A few weeks ago I found myself in the Harvard Coop bookstore with some time to kill. Yotam Ottolenghi's cookbook Plenty was featured on the display table in the cookbook section, so I picked up a copy to flip through. I'd heard of the Ottolenghi restaurants and had seen this book mentioned on a couple other blogs, so I figured I'd take a few minutes to check it out. Well, I probably spent 45 minutes sitting in the Coop with that book - I couldn't put it down until I had looked at every single recipe. Every dish was so creative, with mouthwatering combinations of ingredients that I never would have thought of. It really got my brain was buzzing with inspiration and new ideas. It was the most exciting cookbook I had seen in a long time, and for me, that is saying a lot. I knew I had to have it.
But...here's the thing. I buy too many cookbooks. And after the last round of cookbook buying, I promised myself that I would not buy any more cookbooks this year unless the price was drastically reduced (as in less than $5). I knew I could ask for Plenty for my birthday, if I could just hang on till October. So, with great force of will, I convinced myself not to buy it.

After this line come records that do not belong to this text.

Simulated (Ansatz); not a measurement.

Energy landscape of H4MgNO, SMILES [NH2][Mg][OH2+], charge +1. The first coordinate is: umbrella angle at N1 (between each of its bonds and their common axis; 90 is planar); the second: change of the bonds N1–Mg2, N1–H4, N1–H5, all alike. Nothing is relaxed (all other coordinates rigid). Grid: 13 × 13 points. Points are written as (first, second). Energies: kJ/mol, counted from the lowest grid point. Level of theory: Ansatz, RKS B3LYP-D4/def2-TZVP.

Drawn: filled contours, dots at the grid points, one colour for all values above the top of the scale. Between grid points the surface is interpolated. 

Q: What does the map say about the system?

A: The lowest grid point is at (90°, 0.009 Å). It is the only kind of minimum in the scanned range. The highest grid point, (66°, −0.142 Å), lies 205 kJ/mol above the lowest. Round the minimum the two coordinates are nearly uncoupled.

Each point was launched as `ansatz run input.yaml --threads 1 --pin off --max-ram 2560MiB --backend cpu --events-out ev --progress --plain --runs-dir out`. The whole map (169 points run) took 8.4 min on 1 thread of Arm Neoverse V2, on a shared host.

So for a few weeks, I contented myself with looking at Ottolenghi's The New Vegetarian column in The Guardian. And then...I found out that I was selected for a pretty sweet graduate fellowship that comes with a monetary reward. So I figured that I deserved to treat myself to a little something...and I bought Plenty. And also another cookbook. Oh, and some new baking pans. Um, so yeah...my resolve doesn't last too long when I prohibit myself from buying food-related things!
Anyway, that is the long story of how I came to own Plenty, my new obsession. This book is genius. I've made two recipes from it this week and I can't wait to try more. The first thing I made was the corn polenta with eggplant sauce, made with fresh corn kernels. Fresh corn - my other obsession! I loooove soft polenta and was really curious to try this version. Well, it was fantastic. Like Ottolenghi says in the intro, it's kind of like baby food, but in the best possible way. So comforting. And the eggplant sauce is quick and easy to put together and adds rich flavor.
What cookbooks are on your wishlist right now?
Adapted from Plenty
I made a couple small modifications to this - I left some whole corn kernels in the polenta for added texture, and added a hot chile pepper to the sauce. I also cut down the oil a lot for cooking the eggplant, and reduced the amount of cheese in the polenta to suit my taste.
For eggplant sauce:
1/4 cup canola oil
1 medium eggplant, cut into 3/4-inch dice
2 tsp tomato paste
1/4 cup white wine
1 cup chopped tomatoes
1 small hot chile, chopped, seeds removed if you want to cut down on heat
6 1/2 tbs water
1/4 tsp salt
1/4 tsp sugar
1 tbs chopped fresh oregano
1 1/4 lbs. of kernels cut from fresh ears of corn (about 5-6 ears)
2 1/4 cups water
3 tbs butter
4 oz. grated cheddar or crumbled feta cheese (or more, if you want)
1/4 tsp salt
Freshly ground black pepper
Make eggplant sauce: Heat oil in a large heavy saucepan over medium heat. Add eggplant and saute until soft and browned in spots, about 15 minutes. Add the tomato paste and cook for 2 minutes, stirring. Add the wine and cook for 1 minute. Add the tomatoes, hot chile, water, salt, sugar, and oregano, and cook for 5 minutes to allow tomatoes to break down and flavors to meld. Set sauce aside and rewarm before serving.
Make polenta: Place corn kernels and water in a large saucepan and bring to a boil over medium hear. Reduce to a low simmer and cook for 12 minutes. Using a slotted spoon, reserve 1 cup of corn kernels and then transfer the remaining kernels to a food processor. Leave the cooking water in the saucepan. Process the kernels for 5-7 minutes, until a fairly smooth paste forms. If the mixture is too dry, add some of the cooking water. Transfer corn paste back to the saucepan containing the cooking water and add the reserved corn kernels. Cook at a low simmer, stirring frequently, until the polenta thickens, about 10-15 minutes. Fold in the butter, cheese, salt, and pepper and cook for 2 more minutes. Season with additional salt and pepper to taste.
Serve polenta in bowls with eggplant sauce spooned in the center.